USD/CAD: Loonie Benefits from Surging Oil Prices, Trade Optimism

USD/CAD is declining on Thursday, extending the bearish mood that has been around since the start of December. Both the US and Canadian markets are closed on Boxing Day, after having a day off on Christmas.

Currently, the pair is trading at 1.3126, down 0.26% as of 3:40 PM UTC. The price is trying to recover some of the daily losses, after touching a low at 1.3119.

The Loonie is supported by surging oil prices, as Canada is an oil-dependent economy. Brent crude brand rose to almost $68 per barrel for the first time in three months, driven by a recent report on lower US crude inventories, fresh optimism over the US-China trade deal, and OPEC’s attempts to contract production.
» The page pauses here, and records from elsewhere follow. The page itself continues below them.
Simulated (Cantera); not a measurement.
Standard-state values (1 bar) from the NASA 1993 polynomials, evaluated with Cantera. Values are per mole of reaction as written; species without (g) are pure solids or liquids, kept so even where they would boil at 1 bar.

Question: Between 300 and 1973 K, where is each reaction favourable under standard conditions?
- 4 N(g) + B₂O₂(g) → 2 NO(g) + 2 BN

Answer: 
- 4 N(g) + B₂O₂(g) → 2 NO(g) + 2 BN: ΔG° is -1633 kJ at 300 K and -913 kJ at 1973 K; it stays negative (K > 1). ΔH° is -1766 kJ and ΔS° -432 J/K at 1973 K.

On Tuesday, the American Petroleum Institute announced that US crude stocks declined by 7.9 million barrels last week, way more than most analysts expected.

Thus, Brent crude reached $67.86 a barrel, which is the highest level since September 17. US West Texas Intermediate (WTI) crude gained 55 cents to $61.66. Both brands have increased by 0.90% so far on Thursday.

Elsewhere, the OPEC+ group, which includes OPEC and 10 non-OPEC countries like Russia and Mexico, agreed earlier in December to cut production. In total, the cartel will give up 2.1 million barrels per day starting from January 1, 2020.

Oil prices are also supported by increasing hopes that the US and China would finally end the trade war that has lasted for about 17 months. On Tuesday, US President Donald Trump said that he and Chinese President Xi Jinping would have a signing ceremony to ink the phase one agreement. Nevertheless, the optimism benefits both the Loonie and the US dollar.

The Greenback will try to regain the lead on strong labor market data, according to which initial jobless claims declined more than expected last week. Elsewhere, US consumers spent more online during the holiday shopping season, Mastercard said yesterday, with e-commerce sales touching a record high, up 18.8% compared to the 2018 period.

Mastercard’s senior adviser Steve Sadove commented:

“Due to a later than usual Thanksgiving holiday, we saw retailers offering omnichannel sales earlier in the season, meeting consumers’ demand for the best deals across all channels and devices.”